I love yogurt and eat a lot of it. I eat it straight from the container, I use it in smoothies, I strain plain yogurt to make it Greek-style, I play around with it. But I'm not so jazzed about some brands' ingredients, so I'm careful what I buy. Oftentimes, being careful what one buys equals paying more for what one buys, since quality can cost more than, you know, not-so-quality.
So I was excited to discover Stephanie O'Dea's recipe for slow cooker yogurt on her website. (Thanks to Tricia at Hodgepodge for the link!) I've made two batches and feel confident enough in the process to write about it.
The first time I made it, I used two percent milk and nonfat yogurt as my starter. This was in direct disobedience to Stephanie's advice, which stated whole milk, especially for one's first attempts. The resulting yogurt was tasty but quite liquidy. It made great smoothies without adding any extra liquid. I strained some of it for a thicker yogurt, and this was successful. But I wanted to try whole milk the next time, which I did.
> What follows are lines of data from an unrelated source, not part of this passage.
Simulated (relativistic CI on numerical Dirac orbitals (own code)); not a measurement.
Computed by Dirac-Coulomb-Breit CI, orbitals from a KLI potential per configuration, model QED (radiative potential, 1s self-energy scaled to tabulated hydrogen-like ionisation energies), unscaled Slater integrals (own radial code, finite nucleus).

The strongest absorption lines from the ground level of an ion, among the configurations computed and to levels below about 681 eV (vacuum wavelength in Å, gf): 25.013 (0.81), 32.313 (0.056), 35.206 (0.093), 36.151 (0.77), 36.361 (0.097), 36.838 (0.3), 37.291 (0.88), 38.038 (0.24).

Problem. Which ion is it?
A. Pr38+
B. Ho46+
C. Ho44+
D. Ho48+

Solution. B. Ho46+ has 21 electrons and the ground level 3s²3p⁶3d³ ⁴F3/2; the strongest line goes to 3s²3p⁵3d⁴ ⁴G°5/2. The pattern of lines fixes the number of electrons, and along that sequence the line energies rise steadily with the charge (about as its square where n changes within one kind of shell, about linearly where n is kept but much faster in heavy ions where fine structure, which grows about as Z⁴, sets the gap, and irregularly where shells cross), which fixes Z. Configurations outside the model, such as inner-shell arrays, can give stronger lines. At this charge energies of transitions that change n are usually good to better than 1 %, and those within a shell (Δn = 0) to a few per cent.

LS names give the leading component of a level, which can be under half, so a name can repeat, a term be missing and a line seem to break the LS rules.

On my second attempt, the result was thicker than the first batch but still runnier than store-bought. Refrigeration helped. But let me hasten to add that the texture and taste are both marvelous. Never has such silken loveliness graced my tastebuds. Tiny Girl and I experimented by adding strawberry preserves to a bowlful and then freezing it. More like a granita than ice cream, our fro-yo was delightfully tangy, sweet, and strawberry-y.
In another experiment, I strained some of the whole-milk yogurt, which resulted in a super-creamy, rich, and thick yogurt for which there are no words to describe its magnificence. It was better than the strained yogurt from my first batch. I swirled a touch of honey atop a dollop of strained yogurt and was in heaven (or at least my imaginary approximation thereof).
I learned that some folks add gelatin or other ingredients to their homemade yogurt to get more of a store-bought texture, but I prefer not to do that. To me, homemade yogurt's texture is far superior to any gelatinous goo from the grocery.
Homemade yogurt is incredibly easy and frugal, but it seems luxurious. What a perfect combination!